Rich Sommer is best known for playing Mad Men's Harry Crane, the geeky media buyer at Sterling Cooper Draper Pryce. But over the past year Sommer's been quite active on the indie-film circuit, with supporting roles in three critically acclaimed pictures: Lee Kirk's The Giant Mechanical Man, Rashida Jones' Celeste and Jesse Forever, and now Fairhaven. (In all of them, he managed to work alongside Chris Messina, a coincidence that, he jokes, "is in his contract.")
DETAILS: In Fairhaven you play Sam, a real-estate agent, which is another role as a guy tied to a desk. Do you have real-world experience doing the office grind?
RICH SOMMER: I certainly do. For the three years I lived in New York leading up to moving out to Los Angeles for Mad Men, I was an office temp at Ernst & Young in Times Square. That's about as desk-jobby as it can get. There was a lot of "Go two floors up and make a copy of this and then bring it to me." I've been down the road.
DETAILS: Would you qualify that as your worst job ever?
RICH SOMMER: No, no, no. The worst job I ever had was as a telemarketer for, oh, I don't know, I think I made it about 90 minutes. I quit before lunch. I went in around 10:30 or 11 and said, "I can't do this." It was horrific. I had too many people yell at me within that 90 minutes to be able to continue.
DETAILS: One of your best lines in Fairhaven is toward the end, when Sam says, "I hate parts of being a dad, but I mostly love being a dad." As a father yourself, do you relate to that sentiment?
RICH SOMMER: I relate to it so much. A lot of the movie was actually ad-libbed. Tom [O'Brien, the director] had written a script, and we stuck to it story-wise, but dialogue-wise we went off on our own paths a lot. That conversation about being a dad was a conversation that Chris Messina and I had a number of times already. It was very much a reprisal of things that I'd said to him. It's entirely how I feel.
DETAILS: Your character also has a bit of trouble with premature ejaculation in a scene that involves just kissing. Is this an extreme case?
RICH SOMMER: I don't know...I can certainly...wow, how do you delicately answer that question? [Laughs] Sure, it's a little extreme for an adult, but the idea is that this is a guy who is very lonely and has been sad for a long time. It's partially sexual, but it's very emotional for him, that moment.
DETAILS: Another show you worked on, Curb Your Enthusiasm, is big on improv as well. Got a Larry David story?
RICH SOMMER: That's one of my favorite shows, and I was a mess when we were shooting it. I could barely keep it together. Larry David, the guy from my TV, is looking me in the eye and going, "Well...?" Just his little Larry-ism, and it was nigh impossible for me to get it together. I was sort of fanboy-ing all over it. It was two of my favorite days of working, ever. Their style is so specific and so unique. They have zero lines written at all, and you're left to come up with the entire body of the scene.

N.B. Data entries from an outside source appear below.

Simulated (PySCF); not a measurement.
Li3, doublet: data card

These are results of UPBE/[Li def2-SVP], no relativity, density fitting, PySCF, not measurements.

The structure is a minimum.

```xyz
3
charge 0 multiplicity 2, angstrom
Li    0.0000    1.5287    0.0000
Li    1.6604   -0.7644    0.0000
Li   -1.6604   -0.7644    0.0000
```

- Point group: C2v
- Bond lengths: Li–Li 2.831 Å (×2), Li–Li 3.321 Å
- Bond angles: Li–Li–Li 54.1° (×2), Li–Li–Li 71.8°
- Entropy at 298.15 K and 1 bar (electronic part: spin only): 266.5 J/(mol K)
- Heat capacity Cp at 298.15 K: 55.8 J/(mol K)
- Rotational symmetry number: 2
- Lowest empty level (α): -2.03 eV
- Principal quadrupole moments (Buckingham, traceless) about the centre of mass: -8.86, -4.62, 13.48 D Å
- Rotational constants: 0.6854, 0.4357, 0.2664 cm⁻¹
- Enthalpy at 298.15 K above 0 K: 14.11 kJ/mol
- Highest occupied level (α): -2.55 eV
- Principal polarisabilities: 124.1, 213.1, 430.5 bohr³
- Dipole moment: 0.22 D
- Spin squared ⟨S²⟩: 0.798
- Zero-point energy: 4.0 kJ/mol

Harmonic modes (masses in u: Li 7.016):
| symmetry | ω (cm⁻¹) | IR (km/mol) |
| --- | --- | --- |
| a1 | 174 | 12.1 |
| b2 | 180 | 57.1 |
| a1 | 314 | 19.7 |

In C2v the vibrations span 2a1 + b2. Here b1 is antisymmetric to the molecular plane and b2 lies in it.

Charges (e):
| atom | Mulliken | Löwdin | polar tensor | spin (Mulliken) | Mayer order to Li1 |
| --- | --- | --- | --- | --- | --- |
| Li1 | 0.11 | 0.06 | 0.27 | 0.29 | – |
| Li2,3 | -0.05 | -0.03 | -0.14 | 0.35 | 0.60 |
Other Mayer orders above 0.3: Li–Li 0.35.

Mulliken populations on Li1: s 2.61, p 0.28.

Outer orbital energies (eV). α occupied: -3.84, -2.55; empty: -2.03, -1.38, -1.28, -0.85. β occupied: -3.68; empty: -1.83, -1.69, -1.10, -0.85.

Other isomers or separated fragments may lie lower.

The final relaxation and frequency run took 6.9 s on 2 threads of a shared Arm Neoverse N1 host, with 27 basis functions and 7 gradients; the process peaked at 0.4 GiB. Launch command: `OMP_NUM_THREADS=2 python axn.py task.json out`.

DETAILS: You've been involved with Mad Men since the beginning. Because it's such a specific look, do you have to keep a specific diet?
RICH SOMMER: No. Matt's direction to us in the beginning was "Don't diet, don't exercise. Be as natural as possible." Over time, I was ready to have some months of health in my life, so I asked if I could lose a little bit of weight. He said, "Oh, yeah," as if he never said the thing he had said to us four or five years ago. I was really scared about asking him, and then it was totally fine. So the answer is no. If you see me gaining or losing weight, it's generally because I have no willpower around food.
DETAILS: Does the same thing go for your costars as well?
RICH SOMMER: No actor on the show has a physique you might see on, I don't know, Gossip Girl or something. Nobody is chiseled. But look, Jon Hamm doesn't have to be Adonis, he's already the most handsome human being ever. It's hard for him to mess up what he's got. [Sighs] This is a tangent, but I play a lot of board games and bring games to the set, and he is innately good at every game. It is...
DETAILS: It pisses you off.
RICH SOMMER: It's disgusting.
DETAILS: Has the Mad Men sense of style seeped into your off-set look?
RICH SOMMER: A bit. In the beginning, I felt very intimidated. We had a standard to uphold in public. But over time people have been very generous to us, clothing-wise, and we've gotten advice from Janie Bryant, our costume designer. All of us have developed a sharper sense of style, not necessarily straight out of the sixties, but influenced by it.
DETAILS: Where do you shop these days?
RICH SOMMER: I'm a Joseph Abboud fan. I'm a Hugo Boss fan. I'm a Brooks Brothers fan. As far as suits go, those are my go-tos. I've only worn tuxedos from those three places for the last five years. They all fit me well, and they look good.
DETAILS: As a board-game expert, do you have any recommendations for games that one could host a party around?
RICH SOMMER: There's lots of those. One of the big hits lately for me and a couple of guys from the show is Telestrations. It's a printed version of a game called Telephone Pictionary or, and this won't make any sense unless you play it, some people call it Eat Poop, You Cat. It's a game where one person has a clue—a word. So if my word is trapeze, I draw a picture of a trapeze and give it to the next person. They look at the picture and write down the word they think the picture is, and the next person just gets the word and they draw a picture and over a round or two, it just devolves into madness. I highly recommend it.
DETAILS: What else do you have lined up for 2013?
RICH SOMMER: I'm hoping to do another play this year. That's my goal. With Fairhaven, Celeste and Jesse Forever, and The Giant Mechanical Man, I did all three of those in a row and they have now all come out by January. It's back to the pavement.
Fairhaven opens in theaters on January 11 and is available via Video on Demand on January 15.